Code of Ethics

Code Of Ethical Conduct For Chief Executive Officer And Executive Officers Including Senior Financial Officers

Policy: Advanced Lighting Technologies, LLC. (the “Company” or “ADLT”) is committed to achieving high standards of business and personal ethics for itself, and its Chief Executive Officer and Executive Officers including Senior Financial Officers.

Purpose: To set forth key conduct requirements for certain senior officers of the Company in compliance with the Securities and Exchange Commission (SEC) rules requiring each issuer to disclose the provisions of its code of ethics for its principal executive officer, financial officer, principle accounting officer or controller and persons which perform similar functions.

Scope: This policy covers the Company’s Chief Executive Officer and Executive Officers including Senior Financial Officers and any other individuals with similar functions and responsibilities for the Company’s accounting and financial reporting.
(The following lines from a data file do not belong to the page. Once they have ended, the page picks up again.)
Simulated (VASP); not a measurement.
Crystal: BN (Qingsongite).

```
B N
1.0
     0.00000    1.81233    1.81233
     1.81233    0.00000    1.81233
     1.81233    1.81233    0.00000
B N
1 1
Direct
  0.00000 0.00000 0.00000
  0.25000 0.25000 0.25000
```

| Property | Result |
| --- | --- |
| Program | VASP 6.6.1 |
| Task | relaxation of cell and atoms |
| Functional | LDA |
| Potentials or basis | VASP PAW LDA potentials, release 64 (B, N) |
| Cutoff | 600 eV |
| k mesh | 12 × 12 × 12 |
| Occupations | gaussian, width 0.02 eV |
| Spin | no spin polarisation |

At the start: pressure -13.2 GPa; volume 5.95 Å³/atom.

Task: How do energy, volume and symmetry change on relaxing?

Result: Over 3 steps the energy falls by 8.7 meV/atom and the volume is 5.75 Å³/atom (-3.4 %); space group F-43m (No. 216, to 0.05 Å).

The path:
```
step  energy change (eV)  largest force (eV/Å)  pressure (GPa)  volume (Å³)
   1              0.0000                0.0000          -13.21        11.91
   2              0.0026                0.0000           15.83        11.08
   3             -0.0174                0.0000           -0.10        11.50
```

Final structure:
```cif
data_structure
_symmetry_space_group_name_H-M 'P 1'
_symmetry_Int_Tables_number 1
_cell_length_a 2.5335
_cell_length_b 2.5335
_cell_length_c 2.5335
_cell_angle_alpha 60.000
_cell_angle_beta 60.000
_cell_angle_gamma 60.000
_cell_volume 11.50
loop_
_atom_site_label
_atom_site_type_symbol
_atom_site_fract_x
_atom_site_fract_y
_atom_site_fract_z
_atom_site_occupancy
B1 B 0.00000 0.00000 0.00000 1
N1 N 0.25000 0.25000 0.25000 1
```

Code of Ethical Conduct Standards

The Company recognizes the importance and significant role of its Chief Executive Officer and Executive Officers including Senior Financial Officers within its corporate governance program. These individuals are uniquely capable and empowered to ensure that the interests of the Company’s stakeholders are appropriately balanced, protected and preserved. Accordingly, this Code provides principles to which these individuals are expected to adhere and advocate. The Code embodies rules regarding individual and peer responsibilities, as well as responsibilities to the Company, the public and other stakeholders. As a result, the following standards are expected to be adhered to by each of these individuals:

1. Demonstrate honest and ethical conduct at all times, including avoiding actual or apparent conflicts of interest in personal and professional relationships. Avoid conflicts of interest, including disclosure to a person or persons within the Company or outside the Company of any material transaction or relationship that reasonably could be expected to give rise to a conflict of interest.

2. Provide constituents with information that is accurate, complete, objective, relevant, timely and understandable in the Company’s periodic reports required to be filed with the SEC and in all other information, both oral and written, to the Company’s stakeholders, as well as any public communications made by the Company.

3. Comply with rules and regulations of federal, state, provincial and local governments and other appropriate private and public regulatory agencies, as well as the established policies of the Company.

4. Act in good faith, responsibly, with due care, competence and diligence, without misrepresenting material facts or allowing independent judgment to be subordinated.

5. Respect the confidentiality of information acquired in the course of their work, except when authorized or otherwise legally obligated to disclose. Confidential information acquired in the course of work should not be used for personal advantage.

6. Share knowledge and maintain skills important and relevant to the needs of the Company.

7. Proactively promote ethical behavior as a responsible partner among peers in the work environment and community.

8. Acknowledge responsible use of and control over all assets and resources employed or entrusted to them.

All material transactions or relationships involving potential conflicts of interest should be reviewed first with the Company’s legal counsel and its Audit Committee for approval before entering into such transaction. In rare circumstances the Audit Committee may grant a waiver for a specific provision of the Code. If an individual becomes aware of a violation of this Code, such violation should be reported to the Company’s legal counsel and Audit Committee. The Company’s Audit Committee has the final determination as to whether there has been a violation of this Code. In the case where the Audit Committee has determined that there has been a violation of this Code, the Audit Committee has the power and responsibility to discipline the individual committing the violation up to and including the power and responsibility to terminate the employment of the individual committing the violation, if they find that the individual had a clear knowledge of such violation.

Annually, each individual covered by this Code should sign a certification that they have complied with each of the requirements of this Code. Copies of this certification should be provided to the Company’s Audit Committee.